As a recruiter, it’s easy to get wrapped up in the competitive side of the job. Stop doing that this year. Remember that you are your own worse competition and focus on doing your job as well as possible.

2. Value Honesty and Sincerity

Recruiters are usually some of the most confident and enthusiastic people in a room. It’s easy to let those skills – which are absolutely necessary for the job – run away with your mouth. We can all afford to step back from time to time and re-focus on the importance of being sincere and honest.

Enthusiasm can all too easily look like insincerity, and sincerity is what builds a great relationship, whether it’s between you and a client or you and a great candidate. You want people to like you, and you’re confident they will, but honesty and sincerity are the groundwork for a really powerful relationship.

3. Set Goals with Dates

A lot of people use New Year’s Resolutions as a time to set goals. That’s fine and it’s a great start, but you’ve got to put a date on a goal. Put yourself in a position to succeed by resolving to set the kinds of goals that have an expiration date. Measurable goals are real goals. Come up with goals that are reasonable for you to accomplish. If you’ve averaged 3 placements per month this year, make a goal of having at least 4 per month. At the end of each month you’ll know whether you’ve reached your goal.

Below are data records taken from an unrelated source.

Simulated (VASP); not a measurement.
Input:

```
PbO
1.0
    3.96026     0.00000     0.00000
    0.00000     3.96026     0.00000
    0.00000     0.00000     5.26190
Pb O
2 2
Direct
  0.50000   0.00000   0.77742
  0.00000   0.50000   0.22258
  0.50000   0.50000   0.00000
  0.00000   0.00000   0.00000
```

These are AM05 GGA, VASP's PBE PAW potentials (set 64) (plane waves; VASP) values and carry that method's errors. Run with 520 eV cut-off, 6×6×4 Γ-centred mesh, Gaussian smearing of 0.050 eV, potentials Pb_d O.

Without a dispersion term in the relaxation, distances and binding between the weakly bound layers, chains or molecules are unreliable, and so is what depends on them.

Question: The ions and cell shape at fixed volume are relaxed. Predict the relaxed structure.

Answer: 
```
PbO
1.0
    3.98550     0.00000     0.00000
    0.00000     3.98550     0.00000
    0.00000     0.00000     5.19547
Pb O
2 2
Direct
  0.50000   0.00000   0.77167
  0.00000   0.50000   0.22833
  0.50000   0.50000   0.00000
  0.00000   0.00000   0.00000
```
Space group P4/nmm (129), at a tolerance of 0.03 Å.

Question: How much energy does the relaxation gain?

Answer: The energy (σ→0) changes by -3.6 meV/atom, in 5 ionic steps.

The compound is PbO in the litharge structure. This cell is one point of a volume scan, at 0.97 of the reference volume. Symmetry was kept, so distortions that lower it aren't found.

4. Join a Group, Learn to Use a New Tool

Extend yourself a bit this coming year by doing something specific which will increase your tangible skills. Joining a group will help you to extend your network and may lead to educating opportunities. Using the tools available to recruiters is required, but with so many out there and new ones being added all the time it’s easy to just give up and say you like what you work with now. Make a New Year’s Resolution to teach yourself to effectively take advantage of a recruiting tool that you’ve brushed past or only learned the very basics about.

5. Get Over Bad Days

It’s something we say again and again, but it bears repeating. No matter how many times or how often you have bad days, you must be able to get over them quickly. If you let bad days, or bad weeks, slow you down, you’ll be wasting even more time than you already feel you have. When something falls through, let it go with grace and get on to the next thing.

Write yourself a letter about the things you’d like to see yourself do over the coming year. Seal it and put it somewhere so you can open it at the end of the year. New Year’s Resolutions are hard to keep, but they’re still an opportunity to make promises to yourself about how things will get better from now forward.